Context: 1998, Fashion Theory Textbook
Author: Alison Gill; Current lecturer of visual communication design at University of Sydney with a PHD in "Wearing Clothes".
Approach: Academic with a mix of Theoretical
Point of View: Deconstruction Fashion, which should not be defined as a negative critique of the fashion industry, serves to change the discourse of fashion away from its established, seemingly intrinsic, codes.
Author: Alison Gill; Current lecturer of visual communication design at University of Sydney with a PHD in "Wearing Clothes".
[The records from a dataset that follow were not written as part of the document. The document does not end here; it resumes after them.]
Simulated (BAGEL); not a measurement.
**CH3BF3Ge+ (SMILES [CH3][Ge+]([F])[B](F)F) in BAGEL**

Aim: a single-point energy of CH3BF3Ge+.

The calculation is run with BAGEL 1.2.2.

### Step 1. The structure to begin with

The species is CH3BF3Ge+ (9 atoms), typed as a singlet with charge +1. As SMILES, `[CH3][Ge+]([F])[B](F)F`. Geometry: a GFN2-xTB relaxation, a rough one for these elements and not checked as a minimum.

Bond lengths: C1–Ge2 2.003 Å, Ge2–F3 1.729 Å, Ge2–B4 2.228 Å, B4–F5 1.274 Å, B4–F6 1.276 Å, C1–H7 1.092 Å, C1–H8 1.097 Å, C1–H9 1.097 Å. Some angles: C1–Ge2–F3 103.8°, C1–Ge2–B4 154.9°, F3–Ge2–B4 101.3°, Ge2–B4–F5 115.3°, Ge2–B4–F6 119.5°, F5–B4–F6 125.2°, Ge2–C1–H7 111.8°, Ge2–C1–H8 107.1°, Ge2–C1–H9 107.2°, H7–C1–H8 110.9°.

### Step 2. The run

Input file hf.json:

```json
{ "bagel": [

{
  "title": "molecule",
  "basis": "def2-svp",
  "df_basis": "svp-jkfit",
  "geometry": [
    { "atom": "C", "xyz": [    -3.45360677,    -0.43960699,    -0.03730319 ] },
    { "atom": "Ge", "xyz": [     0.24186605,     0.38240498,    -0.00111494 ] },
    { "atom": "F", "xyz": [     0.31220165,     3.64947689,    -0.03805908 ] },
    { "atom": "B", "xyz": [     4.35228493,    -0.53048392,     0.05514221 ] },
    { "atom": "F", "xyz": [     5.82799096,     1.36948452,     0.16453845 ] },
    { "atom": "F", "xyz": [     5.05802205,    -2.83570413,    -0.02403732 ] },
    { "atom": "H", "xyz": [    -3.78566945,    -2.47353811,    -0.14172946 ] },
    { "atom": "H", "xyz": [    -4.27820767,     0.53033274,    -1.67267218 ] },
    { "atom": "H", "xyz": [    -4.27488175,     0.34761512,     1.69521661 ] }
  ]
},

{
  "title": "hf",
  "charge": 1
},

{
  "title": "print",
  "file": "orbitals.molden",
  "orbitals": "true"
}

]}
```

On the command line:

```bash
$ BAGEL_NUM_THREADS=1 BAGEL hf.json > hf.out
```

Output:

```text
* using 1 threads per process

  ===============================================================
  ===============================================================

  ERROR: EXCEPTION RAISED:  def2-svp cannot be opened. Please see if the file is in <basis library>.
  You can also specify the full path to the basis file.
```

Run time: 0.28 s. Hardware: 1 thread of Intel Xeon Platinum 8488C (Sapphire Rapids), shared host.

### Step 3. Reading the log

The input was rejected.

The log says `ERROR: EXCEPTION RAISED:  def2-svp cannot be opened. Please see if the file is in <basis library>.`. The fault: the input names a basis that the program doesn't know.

Approach: Academic with a mix of Theoretical
Point of View: Deconstruction Fashion, which should not be defined as a negative critique of the fashion industry, serves to change the discourse of fashion away from its established, seemingly intrinsic, codes.
Terms:
Deconstructionism: The "undoing" of fashion (see video examples) to create new pieces of "deconstructed" fashion.
Le Destroy: Rebellion style of fashion Gill associates with deconstructionism. Facets of Le Destroy include anti-fashion, recession-zeitgeist, eco-fashion, and theoretical dress
Anti-Fashion: Rebellious form of fashion used to negatively critique normalized fashion codes.
Zeitgeist: literally "spirit of the times"
Ontology: The branch of metaphysics used to deal with the nature of being
Margiela: Fashion designer described by Gill as the first major deconstructionist designer of the 1980's
Derrida: French Philosopher who created "deconstructionist theory" in the 1960's.
Summary:
Alison Gill's "Deconstruction Fashion: the making of unfinished, decomposing and re-assembled clothes" describes the theory of deconstructionism as it relates to fashion. She begins with a history of the term "deconstruction," describing its original terminology as a philosophical theory used to critique language and codes. Deconstruction was then practiced by architects and graphic designers in the 1980's when Martin Margiela began designing deconstructionist fashion. Margiela would take apart the linings from vintage dresses and sell them with the darts, seams, and zipper entirely visible, rethinking the role of fashion to hide its magical construction to create a suitable garment.
Gill then moves on to relation "deconstructionism" to "Le Destroy," describing the practices of anti-fashion (which has some deconstruction elements but is far to focused on negative critique of the industry), recession zeitgeist (which creates a political connection between the instability of eastern european ideologies and an instability of fashion codes), eco-fashion (which emphasizes the use of recycled/eroding materials to send a message for more environmentally friendly textiles), and theoretical fashion (most closely related to deconstructionist fashion in that it links philosophical ideologies to the practice of fashion). Gill claims that "deconstruction fashion liberates the garment from functionality by literally undoing," making the reader ponder exactly the what the functionality of fashion is.
Gill then goes in depth on the term "deconstruction" and its named critique by creator Jacques Derrida. Derrida claims that deconstruction should not be linked to a negative critique (it is not to be called 'destruction') on society, or in this case the normalized fashion industry, but rather the introduction of a new discourse in the way we view the working of social codes. While this type of thinking may be related to post-modernism Derrida is also skeptical to place this label on the term in fear that it creates a temporal confinement that is aligned with a movement rather than a new way of thinking and rethinking.
Lastly, Gill discusses the effects of Media on deconstruction fashion. Gill warns that deconstruction should not be linked, as it has been, to style, but rather the sole mechanics of the creation, un-creation, and re-creation, of a garment. Gill proposes that this type of stripping down of clothing reveals certain truths about the fashion industry that change the way we look at fashion today.
Relevant?: I believe these terms and style of thinking to be relevant today, especially in our claims that we live in a post-modern world. I think the reinvention of not only fashion trends, but the way in which we see and define fashion creates, in itself, an aspect of power over society in that it forces us to think and rethink our own normalized predispositions.